Note the {ProductName} route data in the route there. The customer wants to be able to put anything in that bit. if I visit http://localhost:9999/images/mvcproducts/myproductname/default.png I see this image...

A dynamically generated PNG from ASP.NET Routing, routed to an IHttpHandler

Generated from this simple HttpHandler:

public class CustomPNGHandler : IHttpHandler
{
public bool IsReusable { get { return false; } }
protected RequestContext RequestContext { get; set; }

public CustomPNGHandler():base(){}

public CustomPNGHandler(RequestContext requestContext)
{
this.RequestContext = requestContext;
}

public void ProcessRequest(HttpContext context)
{
using (var rectangleFont = new Font("Arial", 14, FontStyle.Bold))
using (var bitmap = new Bitmap(320, 110, PixelFormat.Format24bppRgb))
using (var g = Graphics.FromImage(bitmap))
{
g.SmoothingMode = SmoothingMode.AntiAlias;
var backgroundColor = Color.Bisque;
g.Clear(backgroundColor);
g.DrawString("This PNG was totally generated", rectangleFont, SystemBrushes.WindowText, new PointF(10, 40));
context.Response.ContentType = "image/png";
bitmap.Save(context.Response.OutputStream, ImageFormat.Png);
}
}
}

The benefits of using MVC is that handler is integrated into your routing table. The bad thing is that doing this simple thing requires RAMMFAR to be on. Every module sees every request now so you can generate your graphic. Did you want that side effect? The bold is to make you pay attention, not scare you. But you do need to know what changes you're making that might affect the whole application pipeline.

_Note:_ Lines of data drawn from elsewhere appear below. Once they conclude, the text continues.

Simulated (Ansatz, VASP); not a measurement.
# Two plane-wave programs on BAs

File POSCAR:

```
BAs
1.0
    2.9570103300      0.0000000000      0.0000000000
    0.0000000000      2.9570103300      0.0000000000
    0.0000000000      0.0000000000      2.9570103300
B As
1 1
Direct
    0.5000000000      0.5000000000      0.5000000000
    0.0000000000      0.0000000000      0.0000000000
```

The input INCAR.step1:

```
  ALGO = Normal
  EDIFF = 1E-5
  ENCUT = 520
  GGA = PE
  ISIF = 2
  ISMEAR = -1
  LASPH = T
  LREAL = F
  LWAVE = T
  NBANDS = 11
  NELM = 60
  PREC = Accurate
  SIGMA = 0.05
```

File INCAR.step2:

(As an aside, if you're a big site doing dynamic images, you really should have your images on their own cookieless subdomain in the cloud somewhere with lots of caching, but that's another article).

So routing to an HttpHandler (or an MVC Controller) is an OK solution but it's worth exploring to see if there's an easier way that would involve fewer moving parts. In this case the they really want the file to have the extension *.png rather than *.aspx (page) or *.ashx (handler) as it they believe it affects their image's SEO in Google Image search.

Better: Custom HttpHandlers

Remember that HttpHandlers are targeted to a specific path, file or wildcard and HttpModules are always watching. Why not use an HttpHandler directly and plug it in at the web.config level and set runAllManagedModulesForAllRequests="false"?

<system.webServer>
<handlers>
<add name="pngs" verb="*" path="images/handlerproducts/*/default.png"
type="DynamicPNGs.CustomPNGHandler, DynamicPNGs" preCondition="managedHandler"/>
</handlers>
<modules runAllManagedModulesForAllRequests="false" />
</system.webServer>

Note how I have a * there in part of the URL? Let's try hitting http://localhost:37865/images/handlerproducts/myproductname/default.png. It still works.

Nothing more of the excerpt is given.